[pulseaudio-discuss] PA details needed

Lennart Poettering lennart at poettering.net
Fri Jan 2 09:31:49 PST 2009


On Mon, 29.12.08 16:39, Nanavati, Sitanshu (sitanshu.nanavati at intel.com) wrote:

Heya!

> 1) basic flow wrt source/sink/sink_input/source_output in the PA code, the modules involved and who does what.
> 
> 2) audio mixing and volume control wrt:
> 
>           - flow
>           - modules involved
>           - who does what in a flow
> 
> I have some details on these but not 100% sure.  If someone could
> point me or write the details would be highly appreciated.
> Unfortunately the wiki documentation helps and gives little info.

Unfortunately the Wiki is the only documentation about the internals
we have right now. I know it is incomplete and sometimes
out-of-date. However I do believe that it is useful as a starting
point. Just take it with a grain of salt, and always check the source
code to compare what the wiki says and what is actually the truth.

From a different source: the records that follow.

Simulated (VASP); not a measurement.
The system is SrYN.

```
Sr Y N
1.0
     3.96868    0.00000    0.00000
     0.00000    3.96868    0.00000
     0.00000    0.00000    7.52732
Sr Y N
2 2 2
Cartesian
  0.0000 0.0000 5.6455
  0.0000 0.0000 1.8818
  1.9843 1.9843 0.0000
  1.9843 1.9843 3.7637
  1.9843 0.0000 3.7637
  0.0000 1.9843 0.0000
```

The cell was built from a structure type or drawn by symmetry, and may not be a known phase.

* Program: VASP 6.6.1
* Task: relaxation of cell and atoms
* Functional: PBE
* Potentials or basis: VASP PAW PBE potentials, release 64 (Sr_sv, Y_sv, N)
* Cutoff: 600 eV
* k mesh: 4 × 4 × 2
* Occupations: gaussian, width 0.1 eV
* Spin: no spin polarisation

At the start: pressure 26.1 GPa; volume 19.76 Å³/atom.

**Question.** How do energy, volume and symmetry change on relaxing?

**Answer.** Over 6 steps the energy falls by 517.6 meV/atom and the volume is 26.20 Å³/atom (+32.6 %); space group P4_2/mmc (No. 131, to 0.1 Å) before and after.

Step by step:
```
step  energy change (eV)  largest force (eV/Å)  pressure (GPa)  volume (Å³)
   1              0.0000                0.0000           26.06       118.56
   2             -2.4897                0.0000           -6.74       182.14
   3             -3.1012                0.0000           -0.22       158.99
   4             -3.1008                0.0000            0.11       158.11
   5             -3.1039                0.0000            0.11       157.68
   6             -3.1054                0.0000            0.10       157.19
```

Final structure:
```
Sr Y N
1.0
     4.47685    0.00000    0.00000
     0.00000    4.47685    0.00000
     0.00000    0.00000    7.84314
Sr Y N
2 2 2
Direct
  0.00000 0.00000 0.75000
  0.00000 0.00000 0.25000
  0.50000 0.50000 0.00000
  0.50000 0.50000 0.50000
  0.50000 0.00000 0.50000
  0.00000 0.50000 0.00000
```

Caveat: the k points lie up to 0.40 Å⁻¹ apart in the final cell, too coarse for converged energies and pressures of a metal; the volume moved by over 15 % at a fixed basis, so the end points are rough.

http://pulseaudio.org/wiki/WritingModules

Here's my one minute intro how the general flow works:

1) the term "source" refers to devices where PCM data is
   produced. (i.e. the "capturing" part of a sound card). It is
   clocked, i.e. a clock is enforced (usually by hardware)
   automatically and implicitly.

2) the term "sink" refers to device where PCM data is
   consumed. (i.e. the "playback" part of a sound card). It is also
   clocked.

3) The term "source output" is a virtual construct that refers to some
   kind of stream that is connected to a source. (i.e. usually some
   kind of client application that wants to record audio). While it
   may carry meta information about sampling rate and such it is not
   automatically or implicitly clocked by itself but it is slaved to
   the clock of the source it is connected to.

4) The term "sink input" is a virtual construct that refers to some
   kind of stream that is connected to a sink. (i.e. usually some kind of
   client that wants to play back audio.) And here too the clock is
   slaved to the sink it is connected to.

5) A source may be connected to 0, 1 or more source outputs. 

6) A sink may be connected to 0, 1 or more sink inputs.

7) A source output is always connected to exactly one source.

8) A sink input is always connected to exactly one sink.

9) Connections except those described in 5-8 are not
   possible. More specifically you may not connect a sink and a source
   directly. (which is intended since then you'd have two clocks in
   your pipeline which would require handling clock deviations which
   is complex and we hence don't automatically do.

10) If the sampling parameters (i.e. channles, freq, type) of a sink
    and a sink input it is connected to differ than we resample as part
    of the sink input and hand data to the sink that is formatted in
    the sampling params of the sink. The sink will mix all data that
    it reads from its sink inputs.

11) If the sampling paramters of a source and a source output it is
    connected to differ than we resample as part of the source output and
    for that use data that is handed to us from the source that is
    formatted in the sampling params of the source. Ths source will
    multiplex the data it read from the device to all its source outputs
    simultaneously.

12) Each sink and each source run a thread of their own (the so called
    IO thread). Since they
    decide about the clocking they can simply call pa_sink_render (for
    the sink case) or pa_source_push (for the source case) whenever
    they think it is appropriate to resample/mix (for the sink case)
    or resample/multiplex (for the source case) the data they
    want to play next/just recorded.

13) The code of the sink inputs/source outputs run as part of the IO
    threads of the sink/source they are connected to. They do *not*
    run their own threads.

If you have two applications running that play audio, the flow chart
might look like this:

 app#1 -> sink input #1 \
                         > sink -> ALSA device
 app#2 -> sink input #2 /

PA modules may create sinks, sink inputs, sources, source outputs at
anytime. They may remove them at anytime too. 

Generally sinks/sources are an abstraction for audio devices, while
sink inputs/source outputs are an abstraction for application clients.

If you have further questions, please be to the point. i.e. it is
easier for me to respond to explicit questions than to general ones,
if you understand what I mean...

I hope this lights things up a bit.

Lennart

-- 
Lennart Poettering                        Red Hat, Inc.